RDataFrame and multiple candidates taggers

Dear ROOT expert and RDataFrame ones,
I have a very specific implementation in mind.
In practice i have RVec<double> column which represent my weight to use to fill 100 x N-observable x 3 histograms.
I can easily implement a Histo1D case or some sort of functor which is going to Fill my 100 histograms, however when doing this, all entries passing a given selection will be used.
Now, within the selected events i redo a check to strip out events having some matching condition which i call “multiple-candidate” , i do some selection for that and then i fill some histograms only with that events.
I was thinking how one can achieve avoiding to Take the columsn something like that.

For example i was thinking to write up the code in this way :

RDataFrame df( GetTupleFromSomewhere()); 
auto booSelPass = df.Define("selectionPass", "mycut").Take<bool>("selectionPass");
auto rdfEntry = df.Take("_rdfentry"); 
//some other take to tag unique candidates (columnIDEvents ) 
vector<int> _entries_to_skip = GetEntriesIndexesToSkip( booSelPass, rdfEntry , columIDEvents); 
class MyHistoFiller{ 
   MyHistoFiller( vector<int> _entries_to_skip);
  operator( double varFill, int _rdfEntry, RVed<double> weightColumn ) { 
      //check if _rdfEntry is in m_entries_to_skip; 
      //if not 
      for( int i = 0; i < weightColumn->size(); ++i){ 
          _histosBs[i]->Fill( varFill, weightColumn); 
  private : 
    vector<TH1D> _histosBs(100);
} ; 

MyHistoFiller histFilling(_entries_to_skip); 
//book the Histo[100] filling with whatever function can be used ,but using a functor which in the operators decide what do to based on the tagged multiple candidates rdfentry
df.Fill( histFilling, {"variable", "_rdfentry", "WeightVectorColumn"}; 

Of course this is a pseudo code and most likely i need to make a functor which acts on Slots and then merge at the end. But i wonder basically, if triggering the event loop more than once, would keep the _rdfEntry numbering preserved, or if i should expect the order to be scrabled.
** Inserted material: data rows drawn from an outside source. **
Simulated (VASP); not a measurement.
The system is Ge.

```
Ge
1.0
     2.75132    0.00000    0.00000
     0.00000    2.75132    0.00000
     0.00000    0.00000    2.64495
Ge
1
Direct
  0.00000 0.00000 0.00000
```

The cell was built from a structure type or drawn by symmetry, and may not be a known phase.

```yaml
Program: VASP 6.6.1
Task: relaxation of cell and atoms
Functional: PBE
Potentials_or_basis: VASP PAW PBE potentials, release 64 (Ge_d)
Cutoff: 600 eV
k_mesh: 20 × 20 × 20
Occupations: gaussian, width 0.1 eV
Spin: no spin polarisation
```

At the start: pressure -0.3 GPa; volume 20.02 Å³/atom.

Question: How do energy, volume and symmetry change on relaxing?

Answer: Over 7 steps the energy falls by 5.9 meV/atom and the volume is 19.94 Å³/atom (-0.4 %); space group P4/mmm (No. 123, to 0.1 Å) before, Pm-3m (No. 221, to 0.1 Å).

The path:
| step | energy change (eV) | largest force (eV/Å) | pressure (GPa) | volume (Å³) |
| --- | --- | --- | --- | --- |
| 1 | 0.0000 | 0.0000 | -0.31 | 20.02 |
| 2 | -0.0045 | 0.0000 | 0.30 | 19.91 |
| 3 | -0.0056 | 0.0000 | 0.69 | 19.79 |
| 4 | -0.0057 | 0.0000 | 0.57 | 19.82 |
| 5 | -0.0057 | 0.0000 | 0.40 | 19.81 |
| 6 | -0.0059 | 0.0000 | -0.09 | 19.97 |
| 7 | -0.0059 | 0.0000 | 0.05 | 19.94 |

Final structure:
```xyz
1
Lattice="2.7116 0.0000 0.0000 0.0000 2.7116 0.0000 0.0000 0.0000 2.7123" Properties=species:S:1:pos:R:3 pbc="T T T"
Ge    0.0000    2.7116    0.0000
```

Please read tips for efficient and successful posting and posting code

ROOT Version: Not Provided
Platform: Not Provided
Compiler: Not Provided

Hi Renato,

Association of a given _rdfentry value with a given TTree entry is not stable across multi-thread runs.

Instead of Take-ing booSelPass you should Define it as an RDF column and pass that column to MyHistoFiller's opreator() for each event.


Hi @eguiraud, maybe i explained badly my issue. In practice, in order to identify double candidates and remove them i need to trigger the event loop twice, the first time to get all the unique ids of events, in between tag some to remove, and again to consider only events which passes both the selection and the uniqueness requirement. Therefore i was looking for suggestions on how to best implement it within RDF, possibly triggering event loops twice or even better only once, maybe having a Custom Action doing some filling and at finalization stage cleaning up the returned object?

I still don’t understand why you need to loop twice over the data to not select duplicate events: you can have a stateful (thread-safe) filter expression that remembers which ids it has already seen. That’s to reply to “I was thinking how one can achieve avoiding to Take the columsn something like that.”. Now, depending on the size of the dataset and the number of threads you expect to be running the application on, one thing or the other might be faster.

This topic was automatically closed 14 days after the last reply. New replies are no longer allowed.